I'm learning machine learning in R and making a decision tree in R of expired products, where i have the following data:
Product, Category, Temperature, Expire_Day, Rotation_Day, Weight, State
Tapa, Pulpa, 0, 30, 21, 4.21, No
Tapa, Pulpa, 0, 30, 21, 3.82, Expire
Nalga, Pulpa, 0, 30, 25, 6.10, No
Nalga, Pulpa, 0, 30, 25, 5, Expire
Costeleta, Bife, 7, 5, 3, 1.10, No
Costeleta, Bife, 7, 5, 3, 2.25, No
Costeleta, Bife, 7, 5, 3, 0.9, Expire
Brazuelo, Bife, 7, 5, 3, 2.5, No
With this i create the data model by passing the Product and Category series to vector using dummyVars and normalizing the Weight using MinMaxScalar, for Temperature, Expire_Day and Rotation_Day there is a proximity relationship so i didn`t do any conversion and finally convert the State to Factor
The final model is:
Product.Tapa, Product.Nalga, Product.Costeleta, Product.Brazuelo, Category.Pulpa, Category.Bife, Temperature, Expire_Day, Rotation_Day, Weight, State
1, 0, 0, 0, 1, 0, 0, 30, 21, 0.9, No
1, 0, 0, 0, 1, 0, 0, 30, 21, 0.78, Expire
0, 1, 0, 0, 1, 0, 0, 30, 25, 0.99, No
0, 1, 0, 0, 1, 0, 0, 30, 25, 0.72, Expire
0, 0, 1, 0, 0, 1, 7, 5, 3, 0.12, No
0, 0, 1, 0, 0, 1, 7, 5, 3, 0.22, No
0, 0, 1, 0, 0, 1, 7, 5, 3, 0.88, Expire
0, 0, 0, 1, 0, 1, 7, 5, 3, 0.5, No
With this model i create the tree using random forest with the following code:
mtry <- 6
ntree <- 24
rf_model <- randomForest(result ~ .,
data = trainData,
mtry = mtry,
ntree = ntree,
trControl = control,
varimp = TRUE,
importance = TRUE,
weight = data_weights,
oob_score = FALSE)
Up to this point, if i predict i have a precision of 0.90 and works quite well, but i can't make work the decision tree chart where i have 2 conditions to meet:
a- The decision tree must begin with the columns of Expire_Day and Rotation_Day, which are the most important in the series
b- Be able to filter or classify the tree by Category, for example i have to be able to see the tree only of "Pulpa" without showing what corresponds to "Bife" and then change and be able to see only "Bife" or the entire tree if They ask me
i haven't found a way to make it work yet, how should i do it?

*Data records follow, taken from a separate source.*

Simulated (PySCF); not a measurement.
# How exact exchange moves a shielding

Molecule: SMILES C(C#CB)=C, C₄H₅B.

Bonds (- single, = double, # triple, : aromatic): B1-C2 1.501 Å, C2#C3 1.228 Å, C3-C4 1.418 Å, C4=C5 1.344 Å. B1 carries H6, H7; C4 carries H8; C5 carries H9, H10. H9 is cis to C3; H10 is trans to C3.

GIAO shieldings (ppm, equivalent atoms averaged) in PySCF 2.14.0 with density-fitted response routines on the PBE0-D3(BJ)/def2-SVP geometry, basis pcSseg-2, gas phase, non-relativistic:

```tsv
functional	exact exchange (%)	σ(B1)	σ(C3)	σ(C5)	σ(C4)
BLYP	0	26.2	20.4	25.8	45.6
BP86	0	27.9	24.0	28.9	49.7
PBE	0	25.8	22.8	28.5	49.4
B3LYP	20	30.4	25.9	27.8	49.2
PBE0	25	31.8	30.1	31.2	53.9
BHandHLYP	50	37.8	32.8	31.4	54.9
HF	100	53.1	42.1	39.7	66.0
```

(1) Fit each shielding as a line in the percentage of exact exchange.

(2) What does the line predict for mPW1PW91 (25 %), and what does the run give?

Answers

I guess you ran into some misunderstandings. I've read you fitted a randomForest
model and now you would like to plot the actual decision tree of the model.
In general it is to note here, randomForest
is an ensemble model. Which means, there is not one tree, in order to get the best output (e.g. your 0.9 precision) multiple model results are combined. So the result you get is the combined result from multiple single decision trees. How many single decision trees are combined is defined by the hyperparameter ntree
. The default for the randomForest
package is hereby 500.
Thus, your rf_model
is a combination of 500 single trees.
Here an example for the iris
dataset, since I do not have your dataset.
library("randomForest")
iris_model <- randomForest(Species ~., data = iris)
getTree(iris_model, k = 2)
With getTree()
you could have a look at the single decision trees used in your randomForest model. With k
you specify, which of the 500 trees to look at. The output is in text form. But does not make too much sense to look too much into this.
The issue with these trees is, by design (would be good to read more about random forests), one of these single tree will not give you a very good precision. Compared with a single tree e.g. CART tree you would fit, the single trees of the randomForests are reduced in complexity, but it is their combination, what makes them powerful and resistant against overfitting.
There is some research to get one single 'representative' tree from these randomForest ensembles, e.g. you can use the reprtree
package
reprtree is a package to implement the concept of representative trees from ensembles of tree-based machines introduced by Banerjee, et al, 2012.
Using our iris_model
we created above the code would look like this:
# Must be installed from github
devtools::install_github("araastat/reprtree")
library("reprtree")
reprtree:::plot.getTree(iris_model)
This will get you a tree like this:
But overall it sounds, you just want to have a nice looking decision tree, you can show someone to make a decision. In this case you could also just fit a single CART tree and plot this one. (randomForest itself as a model might have a higher precision, but the single CART tree has most likely a higher precision than a single one of the 500 trees that are combined to the random forest)
For this you can use the rpart
package in R.
In combination with the rpart.plot package you can create really nice plots of your tree.
library("rpart")
library("rpart.plot")
#fit new model with rpart
iris_model2 <- rpart(Species ~., data = iris)
# plot the tree
rpart.plot(iris_model2)
About your special requirements:
a- The decision tree must begin with the columns of Expire_Day and Rotation_Day, which are the most important in the series
Actually, independent, which tree based model you are actually using - rpart, randomForest or other decision tree variations (there are many) - the splits are actually derived from the data you used to train the model. The splits are designed to give you the best possible model. So might be just your intuition, that Rotation_Day
and Expire_Day
are the most important factors - if they are not prominently included in the model the data says otherwise (or something else went wrong).
b- Be able to filter or classify the tree by Category, for example i have to be able to see the tree only of "Pulpa" without showing what corresponds to "Bife" and then change and be able to see only "Bife" or the entire tree if They ask me
You could filter the input data used to build the model to just include "Pulpa" and build and plot the tree then. Gives a nice insight, how "Pulpa" would be classified. (but might not be the exact tree used in an combined model)